The month of October, beside other things, reminds us of Gandhi Jayanti, may be because of national holiday. Had Mahatama Gandhi been alive now, he would have been celebrating his 148th birthday. Even when he died, he was 79 years old, which comes under elderly category. Just wondering what would have been the condition of old age people, had the “Father of the nation” been around.
As per the 2011 Census, there are nearly 104 million elderly people in India, 53 million of whom are women. Between 2001 and 2010, the country witnessed saw a 35 per cent growth in people above the age of 65. Of which, around 71 per cent of the elderly population resides in rural areas.
Again, if the latest study by the UN Population Fund India titled ‘Caring for our elders: Early response India Ageing Report 2017’ is to be believed, the percentage of elderly people, classified as those above 60 years of age, is expected to go up in India from 8 per cent in 2015 to 19 per cent in 2050. The number of senior citizens is set to grow three-fold from around 100 million at present to 300 million by 2050.

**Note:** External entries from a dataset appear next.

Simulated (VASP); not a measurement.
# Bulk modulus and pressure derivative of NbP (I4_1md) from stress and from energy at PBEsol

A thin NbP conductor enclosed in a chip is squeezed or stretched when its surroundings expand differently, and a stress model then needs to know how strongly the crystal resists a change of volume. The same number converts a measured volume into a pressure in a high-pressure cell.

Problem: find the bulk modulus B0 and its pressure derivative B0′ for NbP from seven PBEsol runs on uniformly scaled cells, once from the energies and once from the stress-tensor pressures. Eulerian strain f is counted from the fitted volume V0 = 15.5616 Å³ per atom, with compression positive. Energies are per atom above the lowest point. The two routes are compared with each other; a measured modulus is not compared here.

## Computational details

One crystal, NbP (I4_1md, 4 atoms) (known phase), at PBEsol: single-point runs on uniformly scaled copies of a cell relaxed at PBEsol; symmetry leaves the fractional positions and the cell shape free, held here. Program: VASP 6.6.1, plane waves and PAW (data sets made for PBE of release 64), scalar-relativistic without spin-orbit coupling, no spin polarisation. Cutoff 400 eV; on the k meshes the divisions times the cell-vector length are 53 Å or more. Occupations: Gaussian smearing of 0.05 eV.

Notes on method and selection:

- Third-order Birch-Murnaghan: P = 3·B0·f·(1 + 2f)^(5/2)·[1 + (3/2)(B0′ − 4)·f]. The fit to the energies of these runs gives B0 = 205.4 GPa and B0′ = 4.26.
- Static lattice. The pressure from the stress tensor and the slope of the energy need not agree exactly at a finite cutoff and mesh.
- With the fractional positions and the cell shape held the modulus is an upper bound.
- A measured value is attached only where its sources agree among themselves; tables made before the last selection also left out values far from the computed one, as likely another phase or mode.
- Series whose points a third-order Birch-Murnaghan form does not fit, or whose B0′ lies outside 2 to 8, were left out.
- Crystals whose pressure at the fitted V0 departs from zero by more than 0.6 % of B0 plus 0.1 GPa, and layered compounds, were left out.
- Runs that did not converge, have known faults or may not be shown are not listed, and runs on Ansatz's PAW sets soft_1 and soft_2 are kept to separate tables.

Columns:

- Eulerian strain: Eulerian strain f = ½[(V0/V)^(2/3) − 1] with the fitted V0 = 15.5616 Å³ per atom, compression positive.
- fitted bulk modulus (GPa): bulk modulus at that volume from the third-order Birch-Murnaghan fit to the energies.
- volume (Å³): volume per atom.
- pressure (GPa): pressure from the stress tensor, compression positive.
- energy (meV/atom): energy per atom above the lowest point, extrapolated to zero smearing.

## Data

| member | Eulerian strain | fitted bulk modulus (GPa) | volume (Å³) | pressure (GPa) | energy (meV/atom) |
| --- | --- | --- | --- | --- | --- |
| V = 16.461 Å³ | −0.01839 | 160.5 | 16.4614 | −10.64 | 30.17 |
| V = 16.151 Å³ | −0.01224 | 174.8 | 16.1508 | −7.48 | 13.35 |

The challenge — and a major one — in front of the country is how to take care of such a large population of senior citizens. Everyone — including the government, civil society, communities and families — need to play their part for the welfare of the segment of the society. While children are expected to tend to their parents’ needs, the governments –at the Centre and states – should come up with welfare policies for these old age people and make sure that they are properly implemented.
The Ministry of Health and Family Welfare, for example, launched the National Programme for Health Care of the Elderly (NPHCE) in 2010. Many states have failed to implement its provisions fully, even after seven years. Tamil Nadu, in particular, did not utilise any of the funds granted by the Centre for this scheme between 2010 and 2015, a report by the Comptroller Auditor General has pointed out. States like Assam, Madhya Pradesh and Rajasthan have used between 20 per cent and 50 per cent of their funds. Only Maharashtra seems to have used almost all the funds allocated under this scheme.
There are a large number of aged people and the number has been increasing, with most of them living in poverty, without any roof over their heads or proper clothes and food. The budgetary allocation for their welfare has also been paltry. As per the report of the parliamentary standing committee dealing with the demand for grants for 2015-16, the amount allocated as the budget estimate stage was `50 crore in 2014-15 which was cut down to `25 crore at the revised estimate stage and only `10.45 crore actually utilised.
Interestingly, in a separate but related development, the Supreme Court recently sought the response from the states with regard to the status of old age homes in every district on a plea filed by former union minister Ashwini Kumar for protection of rights of senior citizens.
The government funds and assistance would not anyway be enough. People should pitch in at individual level too to help the senior citizens as 12.5 per cent of the total population will be over 60 by 2030 and nearly a fifth of the total population by 2050. Uday Modi, an ayurvedic doctor, is just an example of how a person can make a difference in the lives of others. He started a free-of-cost tiffin story for the elderly in Mira-Bhayandar Municipality in Mumbai 10 years ago. He had started with providing free tiffin service to two people every day and gradually the number grew to 200, with many on the waiting list.
We too should come forward and play our role in giving back to the society. By the way, did you know that October 1 is marked as International Day for the Elderly?